# NewCo Hourly Urban Emissions Data - Dataset Cleaning
@mattyarri

**Date:** Feb 2, 2022

**Goal:** We now have hourly urban emissions data, by census block, across a 8 broad sectors of the economy. We want to create some exploratory views of this data, to support an upcoming meeting between the NewCo team and Jane Lubchenko on Feburary 10th. Some things we want to be able to do in this notebook:
* Query the hourly dataset, create new columns showing aggregations for hourly, weekly, and annual emissions
* Merge the dataset, which is at the census block level, with data from the ACS, to enable per-capita emissions
* Show aggregations at the urban area and state level
* Plot data on a map across the US
* Prototype widgets (ie dropdown menus) allowing user to quickly toggle between states, urban areas, etc
* Write function to show "similar cities" based on emission profiles. This includes things like total aggregate emissions for a given sector, but also things like emissions composition (e.g. 30% come from residential)

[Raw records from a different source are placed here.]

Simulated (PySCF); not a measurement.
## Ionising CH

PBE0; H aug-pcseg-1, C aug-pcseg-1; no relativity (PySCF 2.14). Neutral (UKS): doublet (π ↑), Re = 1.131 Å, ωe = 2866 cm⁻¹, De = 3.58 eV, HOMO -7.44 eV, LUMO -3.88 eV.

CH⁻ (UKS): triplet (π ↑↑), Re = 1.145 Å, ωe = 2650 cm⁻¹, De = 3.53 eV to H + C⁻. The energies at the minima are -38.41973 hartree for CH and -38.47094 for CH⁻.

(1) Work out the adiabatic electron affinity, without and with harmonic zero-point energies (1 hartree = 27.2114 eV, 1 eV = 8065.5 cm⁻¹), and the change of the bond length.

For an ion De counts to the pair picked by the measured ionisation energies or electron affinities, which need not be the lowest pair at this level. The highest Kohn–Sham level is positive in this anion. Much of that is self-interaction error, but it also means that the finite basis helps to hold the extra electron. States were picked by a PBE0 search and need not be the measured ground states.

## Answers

**Notebook Comment:** Due to the large file sizes involved, this notebook purely handles dataset cleaning and aggregation. A separate notebook file handles all of the visualization schemes.

In [None]:
import sqlalchemy
import pandas as pd
import datetime
import geopandas as gpd
import plotly.express as px
import plotly.io as pio
import numpy as np
import gc
import math

pd.options.mode.chained_assignment = None  # default='warn'

from IPython.display import Markdown, display
def printmd(string):
    display(Markdown(string))

from IPython.core.interactiveshell import InteractiveShell
InteractiveShell.ast_node_interactivity = "all"
pio.templates.default = "none"
%config InlineBackend.figure_format ='retina'

# engine = sqlalchemy.create_engine(
#     sqlalchemy.engine.url.URL(
#         drivername="postgresql",
#         username="postgres",
#         password="UOYo0U7Bz7hl79oABhLP",
#         host="vulcan.c1sk5ntzwqee.us-east-1.rds.amazonaws.com",
#         port="5432",
#         database="vulcan",
#     ),
#     echo_pool=True,
# )
# print("connecting with engine " + str(engine))
# connection = engine.connect()

In [None]:
# First let's read in raw hourly emissions dataset
vulcan_df = pd.read_csv('raw_data_not_on_github/total_2015_hourly.csv')
vulcan_df.head()
vulcan_df.shape

## Dataset Explore (Without Population Data)
First let's start making some dashboard views using just the raw data provided by the Vulcan team, without trying to merge yet any population or economic data.

In [None]:
# Change column naming to drop H's from dataset
def rename_hvars(vname):
    try:
        hstring, hour = vname.split('h')
        return int(hour)
    except:
        return vname
vulcan_df = vulcan_df.rename(rename_hvars,axis='columns') #Note: Will break if any other column has "h" in its name
vulcan_df.head()

In [None]:
#Let's do a quick check for null counts here by row. We'll just sample two columns out of the hourly values for now
vulcan_df[['GEOID10','Sector',1,8760]].isna().sum()

vulcan_df.shape

printmd('#### So an important note here: About 45% of row entries here are null values. Lets do a little more digging here, but definitely a question for Geoff.')

In [None]:
#Let's just check if null values for sensible sectors (airports, marine vehicles, etc)
t_df = vulcan_df[['Sector',1]]
t_df['null_bool'] = t_df[1].isna()
t_df['row_count'] = 1
t_df = t_df.groupby('Sector').sum().reset_index()
t_df['pct_null'] = t_df['null_bool'] / t_df['row_count']
t_df

printmd('#### A lot of these sectors have high percentages of null values. Marine vehicles makes sense, \
        but cement, nonroad, and electricity production seem very suspect.')

In [None]:
#Ok, the next thing we want to do is create 5 dataframes: an hourly, daily, weekly monthly, and yearly dataframe for emissions
#Note: There's a more elegant way to do this, but the elegant way broke memory constraints unfortunately
#Note: It is very important that we do date logic here BEFORE we try to do any dataframe melts. Otherwise we explode memory constraints
vulcan_df.shape

def create_date(h):
    start = datetime.datetime(2015, 1, 1)
    return start + datetime.timedelta(hours=h-1) #Rezero hourly integer column

print('Converting hourly column headers to dates...')
t_df = vulcan_df.rename(lambda x: create_date(x) if isinstance(x,int) else x,axis='columns')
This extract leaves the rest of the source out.